SUPREME COURT OF THE UNITED STATES
No. 88-2018
1990.SCT.3229, 497 U.S. 177, 110 S. Ct. 2793, 111 L. Ed. 2d 148, 58 U.S.L.W. 4892
June 21, 1990
ILLINOIS v. RODRIGUEZ
CERTIORARI TO THE APPELLATE COURT OF ILLINOIS, FIRST DISTRICT.

Respondent was arrested in his apartment and charged with possession of illegal drugs, which the police had observed in plain view and seized. The officers did not have an arrest or search warrant, but gained entry to the apartment with the assistance of Gail Fischer, who represented that the apartment was "ours" and that she had clothes and furniture there, unlocked the door with her key, and gave the officers permission to enter. The trial court granted respondent's motion to suppress the seized evidence, holding that at the time she consented to the entry Fischer did not have common authority because she had moved out of the apartment. The court also rejected the State's contention that, even if Fischer did not have common authority, there was no Fourth Amendment violation if the police reasonably believed at the time of their entry that she possessed the authority to consent. The Appellate Court of Illinois affirmed.


Issue:

Whether a warrantless entry is valid when based upon the consent of a third party whom the police, at the time of the entry, reasonably believe to possess common authority over the premises, but who in fact does not do so.


Held:

The record demonstrates that the State has not satisfied its burden of proving that Fischer had "joint access or control for most purposes" over respondent's apartment, as is required under United States v. Matlock, 415 U.S. 164, 171, to establish "common authority."


Opinion by: SCALIA

What respondent is assured by the Fourth Amendment is not that no government search of his house will occur unless he consents; but that no such search will occur that is "unreasonable." As with the many other factual determinations that must regularly be made by government agents in the Fourth Amendment context, the "reasonableness" of a police determination of consent to enter must be judged not by whether the police were correct in their assessment, but by the objective standard of whether the facts available at the moment would warrant a person of reasonable caution in the belief that the consenting party had authority over the premises. If not, then warrantless entry without further inquiry is unlawful unless authority actually exists. But if so, the search is valid.

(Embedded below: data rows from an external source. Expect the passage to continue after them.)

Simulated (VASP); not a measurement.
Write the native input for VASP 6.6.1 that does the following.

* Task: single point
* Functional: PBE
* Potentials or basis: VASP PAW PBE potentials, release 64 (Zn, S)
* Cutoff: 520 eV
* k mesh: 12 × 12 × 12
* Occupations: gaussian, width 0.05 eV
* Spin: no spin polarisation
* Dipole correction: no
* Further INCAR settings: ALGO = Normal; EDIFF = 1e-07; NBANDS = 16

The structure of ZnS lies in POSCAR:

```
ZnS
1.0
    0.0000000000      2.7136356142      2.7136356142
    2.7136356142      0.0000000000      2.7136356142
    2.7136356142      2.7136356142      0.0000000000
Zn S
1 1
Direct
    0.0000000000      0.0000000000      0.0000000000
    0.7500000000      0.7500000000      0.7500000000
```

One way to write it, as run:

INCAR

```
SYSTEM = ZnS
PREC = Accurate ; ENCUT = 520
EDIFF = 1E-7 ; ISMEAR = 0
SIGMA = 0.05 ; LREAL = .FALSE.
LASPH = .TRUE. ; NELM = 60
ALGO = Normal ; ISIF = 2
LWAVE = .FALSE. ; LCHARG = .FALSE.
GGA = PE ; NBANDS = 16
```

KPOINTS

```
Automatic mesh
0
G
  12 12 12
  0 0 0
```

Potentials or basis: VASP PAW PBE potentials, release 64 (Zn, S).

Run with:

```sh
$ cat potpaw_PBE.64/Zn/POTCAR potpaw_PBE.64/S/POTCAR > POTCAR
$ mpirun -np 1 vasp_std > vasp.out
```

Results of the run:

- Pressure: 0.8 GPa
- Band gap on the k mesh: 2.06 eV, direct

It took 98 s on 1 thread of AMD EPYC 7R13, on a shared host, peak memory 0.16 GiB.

On remand, the appellate court must determine whether the police reasonably believed that Fischer had authority to consent to the entry into respondent's apartment.

[...]

The fundamental objective that alone validates all unconsented government searches is, of course, the seizure of persons who have committed or are about to commit crimes, or of evidence related to crimes. But "reasonableness," with respect to this necessary element, does not demand that the government be factually correct in its assessment that that is what a search will produce. Warrants need only be supported by "probable cause," which demands no more than a proper "assessment of probabilities in particular factual contexts . . . ." Illinois v. Gates, 462 U.S. 213, 232 (1983). If a magistrate, based upon seemingly reliable but factually inaccurate information, issues a warrant for the search of a house in which the sought-after felon is not present, has never been present, and was never likely to have been present, the owner of that house suffers one of the inconveniences we all expose ourselves to as the cost of living in a safe society; he does not suffer a violation of the Fourth Amendment.

[...]

...[W]hat we hold today does not suggest that law enforcement officers may always accept a person's invitation to enter premises. Even when the invitation is accompanied by an explicit assertion that the person lives there, the surrounding circumstances could conceivably be such that a reasonable person would doubt its truth and not act upon it without further inquiry.

[...]


The Honorable Justice MARSHALL, with whom JUSTICE BRENNAN and JUSTICE STEVENS join, dissenting:

The majority's [opinion]... rests on a misconception of the basis for third-party consent searches. That such searches do not give rise to claims of constitutional violations rests not on the premise that they are "reasonable" under the Fourth Amendment, but on the premise that a person may voluntarily limit his expectation of privacy by allowing others to exercise authority over his possessions. [...] If an individual has not so limited his expectation of privacy, the police may not dispense with the safeguards established by the Fourth Amendment. [...] That a person who allows another joint access to his property thereby limits his expectation of privacy does not justify trampling the rights of a person who has not similarly relinquished any of his privacy expectation.

[...]


Trivia

When a state-court decision is clearly based on state law that is both adequate and independent, we will not review the decision. Michigan v. Long, 463 U.S. 1032, 1041 (1983). But when "a state court decision fairly appears to rest primarily on federal law, or to be interwoven with the federal law," we require that it contain a "'plain statement' that rests upon adequate and independent state grounds," otherwise, "we will accept as the most reasonable explanation that the state court decided the case the way it did because it believed that federal law required it to do so."